During this period, sugar sculptures continued to be made and the artistic skills of the eighteenth century French confectioner were legendary. However, since their clientele was exclusively aristocratic, the French Revolution of 1789-93 caused many to leave France and seek employment elsewhere. A few came to London, others went further afield, some crossing the Atlantic and taking with them the art of sugar sculpture to the New World. One exiled Parisian sugar ornament maker, Stanislas Lannuier, sold his wares from a confectionery shop in Broadway, New York. In 1805, he advertised ‘for sale, independent of his sugar-work, a beautiful assortment of ornaments, including the Equestrian Statue of Great King Frederick’.
At this time, rapidly altering political and social trends were also bringing about stylistic changes in sugar art. The Napoleonic Wars created a militaristic culture, which found its chief gastronomic expression in victory banquets. Confectioners were in great demand, not to create the hedonistic trifles of the pre-revolutionary aristocracy, but to ornament the tables of conquering heroes with magnificent trophies of war. An austere neo-classicism became the visual language of the genre. In 1820, the confectioner Jarrin recollected a piece he had created for a victory reception for Napoleon,
At a dinner given by the city of Paris to Napoleon, then Emperor of the French, on his triumphant return from Germany, the Author constructed a group, two feet in height; the Emperor, whose figure bore a striking resemblance, was represented standing, and putting up his sword into the sheath, led by Victory, attended by several allegorical figures, which were intended to express the various high qualities so liberally attributed to Napoleon by the French, as long as success attended him. It was made for the centre of a table; and the Emperor, who rarely noticed anything which ornamented the table, observed his portrait, and, with his characteristic attention to works of ingenuity, was pleased to encourage the artist by his approbation.
In another passage, Jarrin outlined the the skills required by the ornament maker,
The making of articles in gum-paste is one of the most interesting branches of the confectioner’s art. This mode of decoration and embellishment was once in great vogue, and the most magnificent and costly ornaments have been made of gum paste; but it has fallen comparatively into disuse: and, what is worse for the confectioner, the fragments of the art have been transferred to pastry-cooks, and cooks, who have at once disfigured, if not destroyed, the most beautiful flower in the banquet of the confectioner. To make gum-paste properly, great care and dexterity, much patience, some knowledge of mythology, of history, and of the arts of modelling and design, are requisite- qualifications seldom possessed by the mere pastry-cook.
Jarrin obviously recognised that his art was in decline. The aristocratic patronage enjoyed before the Revolution had vanished and, as a result, the French officier (confectioner) was beginning to lose his high social status. His role was being combined with that of the patissier, whose position in the kitchen hierarchy had formerly been much lower, closer to that of a mere baker.

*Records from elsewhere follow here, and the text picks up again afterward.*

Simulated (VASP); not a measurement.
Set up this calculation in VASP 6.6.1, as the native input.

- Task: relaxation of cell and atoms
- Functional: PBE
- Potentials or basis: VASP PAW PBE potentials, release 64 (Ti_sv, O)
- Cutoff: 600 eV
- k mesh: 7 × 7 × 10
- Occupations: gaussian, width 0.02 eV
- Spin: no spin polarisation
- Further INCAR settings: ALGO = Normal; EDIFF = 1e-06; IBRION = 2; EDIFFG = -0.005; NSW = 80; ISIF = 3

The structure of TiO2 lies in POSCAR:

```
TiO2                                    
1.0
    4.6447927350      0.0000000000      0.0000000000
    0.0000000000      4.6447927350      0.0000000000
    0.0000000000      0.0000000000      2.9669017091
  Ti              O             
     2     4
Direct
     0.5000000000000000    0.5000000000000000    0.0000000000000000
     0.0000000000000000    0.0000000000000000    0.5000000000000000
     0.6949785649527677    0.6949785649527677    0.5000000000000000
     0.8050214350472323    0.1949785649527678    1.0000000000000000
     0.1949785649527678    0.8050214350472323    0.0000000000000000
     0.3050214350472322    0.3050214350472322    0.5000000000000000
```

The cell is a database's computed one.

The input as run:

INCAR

One of the pastry cooks that Jarrin almost certainly had in mind in his jealous attack was the celebrated Parisian patissier Marie-Antoine Carême (1724-1835). This moody and highly creative individual was certainly the most influential culinary professional of the nineteenth century, and his profusely illustrated books codified high-class cookery for the best part of a century. His designs for pièces montées and ornamental pastry in the form of classical ruins, Swiss chalets and obelisks, were slavishly copied by his disciples and were still being executed by catering students and competition chefs well into the second half of the twentieth century.
We have some firm, tangible evidence for this period in the form of a collection at the Bowes Museum acquired with the help of the Art Fund and the Heritage Lottery Fund in 2002. This remarkable assemblage of equipment is probably unique. It consists of forty-seven hardwood boards, many of them carved on both sides on blocks of boxwood, with a total of 730 individual intaglio impressions. Stylistically, most of the moulds appear to date from between 1825 and 1830 and would have been used to create sugar table ornaments of a Percier and Fontaine (Empire) style. A few are certainly earlier, with motifs associated with the period just before the French Revolution of 1789.
Four of the moulds are signed with the name Duteille, with an address in the Rue de la Consonerrie, Paris, while six others bear the name of Prati. This name also appears on a metal stamp, which has been used to brand the owner’s name on the moulds. There is also a boxwood form for constructing baskets, which is stamped with Prati’s name. Some of the moulds are partially carved. One has some designs drawn on its blank side, but the carving has not been started. At this period, confectioners frequently carved their own moulds, so it is possible that Prati created some of these moulds for his own use. Complementing this are twenty-seven sheets of pencil drawings and watercolour designs of ornaments. They were used as the basis of a reconstruction of a complete table centrepiece with accompanying decoration in an exhibition in 2002.